The end of the world?
Writer: Sharyn Shufiyan
Published: Fri, 11 Jan 2013
IT’S January 2013 and I’m not looking out to a new dawn on a gigantic ark heading towards the African continent. Neither was my December filled with running around for my life avoiding falling debris and natural disasters.
It would have been fun though, but it’s just as fun to read about the many apocalyptical myths and different interpretations of the Mayan calendar whilst snug in my bed.
Many religions believe in eschatology, including Muslims. We believe in Qiyamah, the Day of Resurrection when the world ends and the afterlife begins.
I grew up with fascinating and somewhat terrifying stories of Qiamah.

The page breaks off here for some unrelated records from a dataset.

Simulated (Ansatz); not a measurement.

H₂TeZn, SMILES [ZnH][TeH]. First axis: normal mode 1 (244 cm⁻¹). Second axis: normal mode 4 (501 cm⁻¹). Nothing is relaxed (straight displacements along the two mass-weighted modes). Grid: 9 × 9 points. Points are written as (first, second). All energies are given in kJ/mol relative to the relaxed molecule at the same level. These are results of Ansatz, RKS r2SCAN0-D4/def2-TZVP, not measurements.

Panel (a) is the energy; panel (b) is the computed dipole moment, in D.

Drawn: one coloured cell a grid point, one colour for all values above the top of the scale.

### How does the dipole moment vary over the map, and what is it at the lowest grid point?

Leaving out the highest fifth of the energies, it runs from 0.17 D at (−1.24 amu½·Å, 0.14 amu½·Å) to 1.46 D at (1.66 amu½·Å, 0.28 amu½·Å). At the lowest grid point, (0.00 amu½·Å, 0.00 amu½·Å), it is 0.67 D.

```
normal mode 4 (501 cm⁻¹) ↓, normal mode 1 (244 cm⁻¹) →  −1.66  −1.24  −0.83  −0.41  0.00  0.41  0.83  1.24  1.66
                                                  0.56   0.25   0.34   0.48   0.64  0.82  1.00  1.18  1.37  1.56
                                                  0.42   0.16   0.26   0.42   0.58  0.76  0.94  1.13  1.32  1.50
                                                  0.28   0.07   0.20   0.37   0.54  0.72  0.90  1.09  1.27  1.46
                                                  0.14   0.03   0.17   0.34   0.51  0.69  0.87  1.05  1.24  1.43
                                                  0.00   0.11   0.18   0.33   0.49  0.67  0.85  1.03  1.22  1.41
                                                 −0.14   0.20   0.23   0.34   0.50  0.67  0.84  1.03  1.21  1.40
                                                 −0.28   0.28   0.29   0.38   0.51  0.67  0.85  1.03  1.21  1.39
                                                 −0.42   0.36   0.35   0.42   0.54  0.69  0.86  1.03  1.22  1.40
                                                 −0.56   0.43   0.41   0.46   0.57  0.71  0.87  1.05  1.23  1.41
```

Unlike the Mayans which sets one day as the turning point of a new cycle, Qiyamah will happen over several significant events; there is the coming of the saviour Mahdi, the deception of the Antichrist or as we call it Dajjal, and the descent of Jesus Christ to aid Mahdi in defeating Dajjal.
And then there will be Gog and Magog, though what they are no one really knows but what we know is that they will wreck havoc on earth.
There will be earthquakes and smoke will engulf the world for 40 days and night. A Beast will come before us to distinguish the believers from non-believers. The sun will rise in the East and set in the West and earth will shatter by the trumpet of Israfel (although we might have already been feeling the latter) and that would be the last of humanity.
Our version of Doomsday is not that much different from The Lord of the Rings, really.
The descriptions of Qiyamah leave plenty of room for interpretations. A friend of mine theorised that these signs are symbols of death itself. There have also been many guesses, assumptions and even conspiracy theories of who these figures would be and when, or if they are already happening. Unfortunately, I would be reduced to the notion that God knows best and would refrain from going further into these interpretations.
However, descriptions and portrayals of an apocalypse almost always include natural disasters – the dying planet.
More and more, we are experiencing harsher thunderstorms, snowstorms, hurricanes, tsunamis, earthquakes.
Just recently, Klang was heavily affected by flash floods. Despite the early alerts and preparations, the floods affected more than 200 people and cost thousands in damages. Even with the millions of Ringgit spent on mitigating measures, officials are merely slapping a plaster over an open wound.
FZ.com reported Ronnie Liu as saying: “Based on studies, flash floods are caused by heavy rain, tides, rain water combining with high tide, Klang’s sloping terrain and being lower than the sea level as well as human factors.”
Perhaps Klang’s geographical location and the intensity of the climate were significant contributing factors but surely it does not paint the whole picture.
This view merely scrapes the surface of the problem and makes it appear superficial.
We only see the immediate consequences without understanding the connection between our everyday actions and the changing climate. We see clogged drains or shoddy workmanship and blamed that as the cause of the floods. We blame the weather, something that is out of our control without realising that collectively, globally, we all played a part.
The new MyBioD logo launched by the Natural Resources and Environment Ministry is a good start to understand the interconnectedness of life, something that is not as tangible as a clogged drain.
It’s a great start for people to see how one connects to the other like a web and how even a small disturbance can affect the equilibrium. Hopefully people are able to understand ecosystems better, if they don’t already.
Klang is not the only place that was affected by intense weather conditions and her problems are diminutive compared to the global scale of things. The Philippines were struck by Bopha, parts of the United States flattened by Sandy, Myanmar and Iran cracked from earthquakes.
Every year we hear more devastations caused by a raging planet yet all we could do is pour relief into affected areas and hope that the worst is over. But it never is over, is it?
Every week, every month, every year, there will be a new tsunami, earthquake, landslide, flash flood, fire, hurricanes and the list goes on.
We are after all, at the mercy of nature. And that’s why the COPs on climate change are so frustrating because no one really wants to find any real solutions, except perhaps Maldives and Bangladesh.
I wonder where Malaysia is in the scheme of things. Perhaps our geographical location outside of fault lines has made us complacent.
Perhaps our doom may not come in the guise of religious eschatology or astronomical alignments but from our own doings. Environmental-friendly campaigns can only do so much to create awareness but it contributes little to a real change when we are destroying on a much larger scale.
So here’s to 2013, and forgive me for starting the year on a grim note, but only because I would like to see more proactive measures in environmental protection and participatory inputs from the civil society with regards to environmental matters.
Perhaps the Mayan prediction isn’t so much a prognosis but prevention.